Thomas P. Morahan

June 17, 2009

      With a very short time left in the 2009 regular legislative session, I have joined a bipartisan group of Senators to call for the enactment of real rules reforms that would truly end the dysfunction that has caused the public to lose confidence in the state Legislature by increasing government openness, accountability and fairness. 

      Albany is more dysfunctional than ever and nothing is getting done.  The budget was negotiated in complete secrecy, shutting out the public and telling them they didn’t deserve to know what was being discussed.  The result was record increases in taxes and spending.  The MTA bailout was negotiated in secret and the result was even more taxes on businesses and property taxpayers.  The process of government will keep getting worse unless we adopt the reforms we are pushing. 

      Rules reform must be more than a slogan.  Every representative needs the ability to be able to introduce a bill, see it through for a vote, and participate in the budget process so the needs of their district are met.  These reforms accomplish those goals and should be enacted.”   

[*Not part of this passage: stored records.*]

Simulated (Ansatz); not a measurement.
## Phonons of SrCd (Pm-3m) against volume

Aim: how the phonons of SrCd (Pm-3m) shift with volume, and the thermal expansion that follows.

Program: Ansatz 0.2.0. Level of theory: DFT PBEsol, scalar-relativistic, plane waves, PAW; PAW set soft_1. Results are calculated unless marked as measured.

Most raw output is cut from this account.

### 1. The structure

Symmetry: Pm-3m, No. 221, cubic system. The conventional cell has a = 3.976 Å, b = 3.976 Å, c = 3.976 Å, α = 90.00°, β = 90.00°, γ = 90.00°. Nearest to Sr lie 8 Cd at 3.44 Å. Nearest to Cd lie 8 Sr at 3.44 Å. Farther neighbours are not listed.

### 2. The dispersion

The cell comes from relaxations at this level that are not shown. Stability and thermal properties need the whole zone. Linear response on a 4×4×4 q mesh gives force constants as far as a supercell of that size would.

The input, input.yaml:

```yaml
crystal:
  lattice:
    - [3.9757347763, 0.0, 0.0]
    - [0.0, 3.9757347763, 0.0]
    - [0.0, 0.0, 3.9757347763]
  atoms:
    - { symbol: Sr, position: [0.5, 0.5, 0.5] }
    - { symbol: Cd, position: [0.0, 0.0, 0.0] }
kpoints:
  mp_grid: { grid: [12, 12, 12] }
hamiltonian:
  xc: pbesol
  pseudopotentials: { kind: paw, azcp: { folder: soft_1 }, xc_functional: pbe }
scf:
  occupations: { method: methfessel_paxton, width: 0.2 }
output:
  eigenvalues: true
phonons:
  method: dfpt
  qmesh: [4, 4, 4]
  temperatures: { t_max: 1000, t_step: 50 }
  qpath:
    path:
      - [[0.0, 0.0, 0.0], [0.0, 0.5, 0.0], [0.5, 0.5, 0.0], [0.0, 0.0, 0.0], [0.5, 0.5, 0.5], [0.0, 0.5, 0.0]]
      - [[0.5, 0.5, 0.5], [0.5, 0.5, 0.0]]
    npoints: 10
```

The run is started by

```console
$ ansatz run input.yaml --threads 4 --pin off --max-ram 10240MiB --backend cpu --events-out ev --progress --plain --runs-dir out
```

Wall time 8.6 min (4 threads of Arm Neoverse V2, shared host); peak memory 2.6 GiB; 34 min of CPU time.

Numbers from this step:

      The proposed Reforms include:  

      > A six year term limit for the Majority Leader

      > Eight year term limits for all committee chairs and ranking members;

      > Messages of necessity only used in emergency situations;

      > Create a bipartisan Legislative Budget Office to provide fiscal analysis of legislation;

      > Requiring Senators to attend committee meetings, publishing committee agendas and voting records on the Internet; webcasting committee meetings and creating a NY_SPAN television network to add context to legislative proceedings;

      > Committee membership should be proportional by party;

      > All members should have equal access to resources and all members shall receive the same allocation for staff; and

      > Limit bill introduction 

      This year's budget adoption process was a disgrace to open government.  It was a dead-end process for too many,  upstate and lower Hudson Valley New York taxpayers, workers, employers, families, and communities. So there's plenty of work left to do to open up the legislative process to greater public scrutiny, accountability and effectiveness, but the sand's just about run out of the hourglass this session.     

      An open, transparent Legislative system is an essential foundation for all of the reforms that are necessary to lower taxes and revive New York's economy. I have supported reform from my first day in Albany. This package of much-needed reforms will end abuses of power that paralyze government and allow the voice of the people to truly be heard.